We are creating a nice collection of common mistakes when implementing MPC protocols. The goal is to help developers avoid these pitfalls and help them implement MPC securely.

Mistakes

Pitfall: Commitments are not Bound to the Opening Party

I.e. missing identity information on the sender and session id to ensure that rushing adversaries cannot copy commitments and opening information from other parties.

Pitfall: Zero Knowledge Proofs not Bound to the Protocol Execution

i.e. not embedding the unique context for the protocol and given execution and constructing party (and potentially receiving party).

Pitfall: Sequentially Secure Protocol used Concurrently

Examples:

  • Blind schnorr signatures and ROS.

Pitfall: Sequentially Secure Protocol used Concurrently

Examples:

  • Concurrent SPDZ MAC check without appropriate synchronization. To be secure in the presence of multi-threading, the whole MAC check subprotocol needs to be treated as critical section, including the possible abort.

Note that the term "concurrent" is overloaded: It can refer to concurrency in a distributed system (standard in the MPC literature, including UC), or concurrency in the sense of multi-threading/cooperative multi-tasking etc (not covered by standard security models). A multi-threaded MPC implementation might need concurrent security in both meanings of the word.

Pitfalls: UC protocols

  • Point-to-Point Channels lack Encryption and Authentication.
  • Sessions IDs and sub-session IDs are not used for each message to prevent mix-and-match attacks.
  • Using Multicast Rather than Broadcast i.e. a broadcast channel cannot be instantiated by simply sending the message to all parties.

Pitfalls: RSA-style moduli

  • Not validating that the private key $d>N^{\frac{1}{4}}$.
  • Not validating that a base element has order 2 or 4.

Recommendations:

When used in custom protocols it is strongly recommended to ensure the following as well:

  • $p$ and $q$ are safe primes.
  • $p$ and $q$ are strong primes.
  • If the group is used for signatures, then PSS padding is used.
  • If the group is used for encryption then OAEP is used.

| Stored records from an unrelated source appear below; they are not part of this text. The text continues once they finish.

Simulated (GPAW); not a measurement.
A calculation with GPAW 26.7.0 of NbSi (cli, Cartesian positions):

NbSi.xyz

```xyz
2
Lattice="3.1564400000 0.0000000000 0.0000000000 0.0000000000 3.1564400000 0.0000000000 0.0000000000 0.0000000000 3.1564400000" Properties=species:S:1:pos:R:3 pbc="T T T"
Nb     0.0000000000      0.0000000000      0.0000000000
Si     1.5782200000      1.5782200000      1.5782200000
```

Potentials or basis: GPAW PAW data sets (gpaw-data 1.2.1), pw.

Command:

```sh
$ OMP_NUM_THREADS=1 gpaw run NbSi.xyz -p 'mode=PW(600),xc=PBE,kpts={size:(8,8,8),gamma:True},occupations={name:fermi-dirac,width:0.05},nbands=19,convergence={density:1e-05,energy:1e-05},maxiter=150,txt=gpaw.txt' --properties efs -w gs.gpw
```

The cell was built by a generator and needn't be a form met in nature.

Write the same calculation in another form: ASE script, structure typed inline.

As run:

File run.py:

Pitfall: Discrete log groups

  • The group is not defined from a safe prime $p=2q+1$.
  • Anything, $x$, selected by a potentially malicious party (e.g. client) is not validated to live in the secure subgroup before usage. I.e. $1 \equiv x^q \mod p$ for $p=2q+1$.
  • Missing validation that any group generator $g$ is different from $\pm 1 \mod p$ and $g^{\frac{p-1}{2}} \equiv 1 \mod p$. (This is needed to ensure that elements live in the subgroup of q elements. Note that this is needed to avoid lsb of exponent being leaked, which happens when using the full group. An alternative approach is to just square everything. See this paper for details.)

Pitfalls: Elliptic curve groups

  • Not ensuring that the co-factor of the curve is 1 or all base elements are validated to live in the large subgroup.
  • Anything selected by a potentially malicious party (e.g. client) is not validated to be a valid point on the curve (not infinity) and potentially living in the large subgroup in case of co-factor different from 1.
  • Not using a curve hashing algorithm for hashing to the curve. That is, hashing an element to a random $x$ coordinate and computing the $y$ coordinate is likely not going to be secure. See this paper for details.

Pitfalls: Hash functions

  • If a Merkle-Damgård construction is used (e.g. SHA2), not validating that the application is not vulnerable to extension attacks.
  • When a hash function is used in multiple places in a protocol, not adding a unique constant-length domain separator.
  • When a list is hashed where each element has variable length, not hashing each element independently, and then hashing the digests together.

Pitfalls: Signatures

  • Not prepending a unique constant-length domain separator to the message when signing keys are used in different contexts.

Pitfalls: Fiat-Shamir

  • The witness domain is not large enough to not allow for computational brute-forcing, i.e. has less than 128 bits of entropy.
  • Randomness used does not contain at least 128 bits of entropy.

Improper input checks

It is often the case that the "secret space" differs from the "share space". This is for example the case when using Shamir's secret sharing over a small field such as F_2, or a ring such as Z_2^64. This is (arguably) also the case for protocols that rely on statistical hiding. If the input mechanism of the secure protocol does not validate an input, it might lead to incorrect computations and/or breaches of privacy.